User:Francg/expub/thesis/project-draft-09.11.17

Graduate Proposal

Introduction

We live in an era where news media generates, changes and updates information almost instantaneously. Information is quickly expanded and facts spread worldwide across networks. These facts are shared and communicated through individuals interaction, creating huge quantities of data spinning around, which are also increasingly replicated and transformed. In this sense, news data is constantly rewritten and revised. However it is also vulnerable to state authorities, centralized platforms and institutionalized environments. That is to say, information is not free and open, most importantly, it is censored, manipulated and revised, yet this is invisible often.

[1] This domain name has been sized pursuant to a seizure warrant under the Judicial Authority and is under its administration

[2] The world's first internet war has begun, in Catalonia, as the people and government use it to organize an independence referendum on Sunday and Spanish intelligence attacks, freezing telecommunications links, occupying telecoms buildings, censors 100s of sites, protocols etc.

Context

This project will be contextualized surrounding the events of the current sociopolitical conflict between Catalonia and Spain. It will focus specially on the behavior and consequences of the news media, tracking, collecting and analyzing data. At the same time, it will reflect critically on network surveillance and media censorship issues, experimenting with algorithmic tools, in order to process quickly-changing information, diving into restricted zones where data becomes exclusive. This will allow observing any possible version of generated data, making information more visible, while empowering the user to become aware of its nature. The mass media gave very diverse views and attention to the institutionalized punishment happening before, during and after the 1st of October. State authorities censored hundreds of websites, occupied telecommunication buildings, raided newsprint and used body armor. It all happened to stop people manifesting themselves voting. The topic quickly expanded and took enough room in social networks to be daily commented in waves of extreme diverse manifestation, creating a massive flood of information, a lot of it manipulated. In the end, the mass media could no longer ignore this topic and it also spread internationally. Meanwhile, a vast quantity of news is constantly updated.

[3] "Steps to Apply Article 155 of the Spanish Constitution in Catalonia"

What is it?

The project will experiment with a series of tools, that will actively track and stream news media. This generated data-set will function as an open platform for data collection, attempting to make information visible and accessible without restrictions, becoming an archive. It aims to empower the user (avoiding to create a centralized space), allowing to query individual concerns or needs in a functional way. It encourages users to participate in providing documentation; written essays, abstracts, thoughts, sources, or any other useful material. At the same time, it will also seek to maintain an ethical environment, meaning careful criteria concerning accessibility will need to be applied. In this way, access keys or invitation systems will be considered.

This platform will serve the necessary infrastructure, providing opportunities for decentralized forms of organization. Using RSS readers as main engines for content compilation, without appropriating it. Data will therefore be open and treated equally, attempting to provide a non-discriminatory access to the use of it, giving participants equal chances to provide material or participate in dialogue.

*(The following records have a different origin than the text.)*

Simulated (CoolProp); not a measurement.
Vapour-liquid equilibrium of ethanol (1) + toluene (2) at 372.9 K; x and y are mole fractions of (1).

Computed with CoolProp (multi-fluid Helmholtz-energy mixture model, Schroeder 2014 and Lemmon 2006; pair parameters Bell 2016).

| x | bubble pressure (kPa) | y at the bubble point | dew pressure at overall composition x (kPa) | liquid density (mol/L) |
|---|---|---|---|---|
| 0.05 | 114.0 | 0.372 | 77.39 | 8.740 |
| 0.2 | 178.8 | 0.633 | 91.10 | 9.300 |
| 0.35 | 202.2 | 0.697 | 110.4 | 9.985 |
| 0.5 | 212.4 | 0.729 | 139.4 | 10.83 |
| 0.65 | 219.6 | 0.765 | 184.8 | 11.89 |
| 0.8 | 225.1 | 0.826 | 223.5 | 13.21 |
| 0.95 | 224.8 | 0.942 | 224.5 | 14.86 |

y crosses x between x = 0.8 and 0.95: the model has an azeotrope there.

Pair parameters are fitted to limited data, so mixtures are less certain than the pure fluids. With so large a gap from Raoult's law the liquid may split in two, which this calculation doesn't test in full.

In this way, this social algorithmic experiment will continuously be spitting out data collected from a wide variety of news sources, embracing more democratic results. Data observation will be encouraged for practical things, for instance to strengthen research, verify news, create knowledge, inform, denounce, or combat misinformation. Emphasizing a continuous monitored observation of news media, will possibly draw some attention to both the audience watching news media, and news media changing information on the fly.

How do you plan to make it?

To realize this idea, I will create a news station using programming tools to track and scrape data from news sites. Concretely, diffengine will allow me to extract the primary content of pages, outputting html files to my device. Using 'cron', a time-based job scheduler, diffengine will be set to run at timed intervals. This will allow me to document more material, for instance quickly changing articles. Using algorithmic processes, only articles concerning the mentioned topic will be filtered and collected. The system will be set up on Linux OS open source software and possibly on a Raspberry Pi. Additional hardware will be integrated into this news station.

File:Sketchinterface.jpg

sketch-interface

Although there is no legitimate authority that can decide how relevant a piece of information is, the design setup and maintenance of new-coming data will however be the most important part of this platform to decide. The interface will enable a functional experience both using and visualizing data, which could for instance allow the user to query something and find it, or navigate through a timeline where data flows are recorded and organized, a visualization that illustrates the data stream from new generated article drafts that can be used to compare data production between sites. This idea is approached similarly by NewsDiff, archiving news while bringing to discussion the difficulties of revisions in the digital age.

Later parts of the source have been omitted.